For 2024 the aim remains to post a review at least every other Friday and to complete the Bookpacking reading journey.

07 January 2022

The Cranes that Build the Cranes – Jeremy Dyson

The nine short stories that make up this collection are notable for their diverse subject matter and style of delivery. Though grounded in everyday life, mainly contemporary, they generally have a supernatural element that raises them out of the ordinary and engages the attention.

In ‘Isle of the Wolf’ a super-rich businessman indulges his obsession with personal security to an extraordinary degree with unforeseen consequences. Similarly, a man who strives for membership of the exclusive ‘Challenge Club’ finds acceptance comes at a price.

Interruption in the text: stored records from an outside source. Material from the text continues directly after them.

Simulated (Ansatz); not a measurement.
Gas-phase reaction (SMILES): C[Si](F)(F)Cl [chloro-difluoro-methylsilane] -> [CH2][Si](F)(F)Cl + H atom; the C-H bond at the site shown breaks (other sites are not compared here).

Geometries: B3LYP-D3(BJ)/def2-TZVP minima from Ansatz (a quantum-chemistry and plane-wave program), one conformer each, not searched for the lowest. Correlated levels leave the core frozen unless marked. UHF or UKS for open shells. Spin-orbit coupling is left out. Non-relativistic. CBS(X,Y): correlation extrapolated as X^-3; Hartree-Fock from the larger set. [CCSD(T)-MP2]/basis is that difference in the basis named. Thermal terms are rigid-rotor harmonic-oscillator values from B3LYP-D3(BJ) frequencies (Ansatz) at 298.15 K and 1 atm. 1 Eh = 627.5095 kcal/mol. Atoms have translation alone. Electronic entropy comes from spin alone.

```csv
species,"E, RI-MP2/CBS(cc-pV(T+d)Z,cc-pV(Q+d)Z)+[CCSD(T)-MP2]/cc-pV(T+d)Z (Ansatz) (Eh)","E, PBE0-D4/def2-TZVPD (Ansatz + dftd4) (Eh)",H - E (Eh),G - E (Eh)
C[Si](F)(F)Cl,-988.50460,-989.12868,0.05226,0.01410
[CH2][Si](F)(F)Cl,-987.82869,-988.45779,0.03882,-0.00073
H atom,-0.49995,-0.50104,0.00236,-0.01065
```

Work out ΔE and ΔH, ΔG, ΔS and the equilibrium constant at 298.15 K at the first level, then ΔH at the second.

Two stories feature superpowers: ‘Yani’s day’ features a man who can kill with a glance; in ‘Come April’ a woman sex worker’s ability to transport punters into raptures attracts an unusual client.

There are spooky stories: in ‘Out of Bounds’ boys in a deserted prep school explore a forbidden cellar; in ‘The Coue’ a collector of macabre artifacts acquire one he wishes he had not; in ‘Michael’ a shy seventeen-year-old boy is lured to a sexual encounter by a strange girl in the woods; and in ‘The Bear’ an up and coming young executive’s determination to make an impression at a corporate fancy dress party succeeds at some cost.

Finally, ‘Bound South’ is set in 1913 when a man on a train journey from Edinburgh to London is told a tale by a fellow passenger that leaves him chilled.

The stories are uniformly good. Well told and interesting enough to lead the reader on to their conclusions, some surprising, and others foreseen but still compelling as an inevitable end-game unfolds.